See how much commission you'll earn per deal, per month, and per year — and what your total income looks like with a base salary added in.
If part of your pay comes from commission, your income can swing a lot from month to month. This calculator translates your average deal size, commission rate, and deal volume into clear monthly and annual numbers, then adds any base salary to show your total expected income.
Commission per deal is Sale Amount × (Commission Rate ÷ 100). Multiply by the number of deals you close per month for monthly commission, and by twelve for the annual figure. A $10,000 average sale at 5% earns $500 per deal; close four a month and that's $2,000 monthly, or $24,000 a year before base salary.

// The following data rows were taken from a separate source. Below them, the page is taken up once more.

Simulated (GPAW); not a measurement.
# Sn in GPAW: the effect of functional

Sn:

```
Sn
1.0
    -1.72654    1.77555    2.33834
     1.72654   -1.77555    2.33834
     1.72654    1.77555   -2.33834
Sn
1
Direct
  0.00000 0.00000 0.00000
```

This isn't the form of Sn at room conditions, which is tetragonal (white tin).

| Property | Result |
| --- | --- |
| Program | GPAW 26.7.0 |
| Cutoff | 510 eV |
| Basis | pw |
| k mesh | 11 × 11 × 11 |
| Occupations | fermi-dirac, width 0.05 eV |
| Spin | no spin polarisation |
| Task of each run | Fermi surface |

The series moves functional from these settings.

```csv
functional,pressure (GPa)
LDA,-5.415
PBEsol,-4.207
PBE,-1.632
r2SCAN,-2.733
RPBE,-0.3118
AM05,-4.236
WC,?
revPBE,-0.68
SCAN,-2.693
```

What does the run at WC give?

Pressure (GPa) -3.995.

Many commission roles advertise an OTE — on-target earnings — which combines base salary with the commission you'd earn at 100% of quota. Your real income depends on actually hitting those targets, so understand the assumptions behind any OTE figure. The "commission % of income" result shows how much of your pay is performance-based and therefore variable.
Tip: Budget on your base plus a conservative commission estimate, not the best-case month. Commission income is variable, and lenders, landlords, and your own cash flow all prefer a realistic average over an optimistic peak.
A role that's mostly base salary offers stability with limited upside, while a high-commission role offers bigger potential earnings but more risk. Neither is universally better — it depends on how predictable your sales are and how much control you have over closing. Use this calculator to model a few scenarios (slow month, average month, strong month) so you know your realistic income range.